Sunday, August 13, 2006

One method I've devised for researching markets is to look up an author I like who's been published in a something I like to read, and see where else she or he has been published. Today I picked Ian Creasey, who wrote "Silence in Florence," which appeared in September Asimov's. The story's protagonist is a chambermaid in 17th Century Florence, and chamberpots play an important role in the narrative. In the blurb preceding the story, he's quoted as saying "...how often fiction concentrates on so-called important people...while relegating servants to mere background props. I wrote this story to redress the balance..."

Well, I just love that. Right now I'm reading War of the Worlds, by H.G. Wells, and as always with anything 19th century, the characters can count on their meals being prepared and cleared up after with no effort of their own, at least until the heat rays start flying. (Even Wells, whose social conscience I adore. It was the socio-economic reality of the time. Back then if you didn't have a servant, you probably were one, and in any case literally had no time.)

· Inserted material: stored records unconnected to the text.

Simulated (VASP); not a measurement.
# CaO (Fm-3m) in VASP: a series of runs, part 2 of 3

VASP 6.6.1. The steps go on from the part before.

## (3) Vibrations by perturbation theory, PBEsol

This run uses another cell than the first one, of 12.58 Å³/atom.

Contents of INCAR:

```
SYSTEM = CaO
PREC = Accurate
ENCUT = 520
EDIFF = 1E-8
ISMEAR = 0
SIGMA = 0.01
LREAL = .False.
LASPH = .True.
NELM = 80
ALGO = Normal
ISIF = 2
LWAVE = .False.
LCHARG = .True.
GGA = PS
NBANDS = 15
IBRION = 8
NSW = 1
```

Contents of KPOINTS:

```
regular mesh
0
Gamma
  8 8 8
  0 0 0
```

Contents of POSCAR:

Creasey also wrote "The Hastillan Weed," which appeared in February 2006 Asimov's, and which I liked a lot. He's had many publications, and his news listing alone yielded many possibilities. I think I've settled on 2, both of which accept simultaneous subs, for "A Singular Being"'s next destination: Oceans of the Mind, and Shimmer.

3 comments:

Cyn said...

I have always been puzzled as to why they've never done War of The World's as a movie exactly in the time and style it was written. I'd love to see tecnho-Victorian Martian Machines.

On the servant front, almost everyone had some sort of household help back then, even if it was just a hired girl to come in. Unless you were on the very, very bottom rung. But I also think that in a way this reflects the fact that you didn't have a lot of restaurants, that you made and and laundered your own clothes at home. Now you can take them to a laundramat or cleaners and someone still works there and offers some assistance with your cleaning, but they just don't live with you. You only pay them for the time you use. My Mom could remember being sent out to work as a hired girl doing laundry and ironing when she was so little she had to stand on a box to reach the ironing board.

Unknown said...

I suppose people who want to make or see a movie of WAR OF THE WORLDS have gotten hooked on that this-is-really-happening-right-now quality the radio broadcast had. Too bad--I'd love to see a movie that's just like the book.

I think Wells (HG) targeted the assurance of the British Empire, and enjoyed imagining it shattered. What if somebody treated them the way they treated the populations of practically every continent on the planet? The setting in which the radio broadcast occurred was quite different. People shaken by the First World War, battered by the Depression, jittery from the rise of fascism... Quite a different bunch from the 19th Century Londoners who took 3 whole days to stop saying "Martians you say? Eh, what? Clumsy creatures. Can't get out of the pit they fell in" and start to panic and flee.

As for servants, with no automation more advanced than a Jacquard's loom, everything was so much work that the only way anybody could have any leisure was to make someone else do it.

Unknown said...

I read the "Exodus from London" chapter today, and I think it would be great in a movie.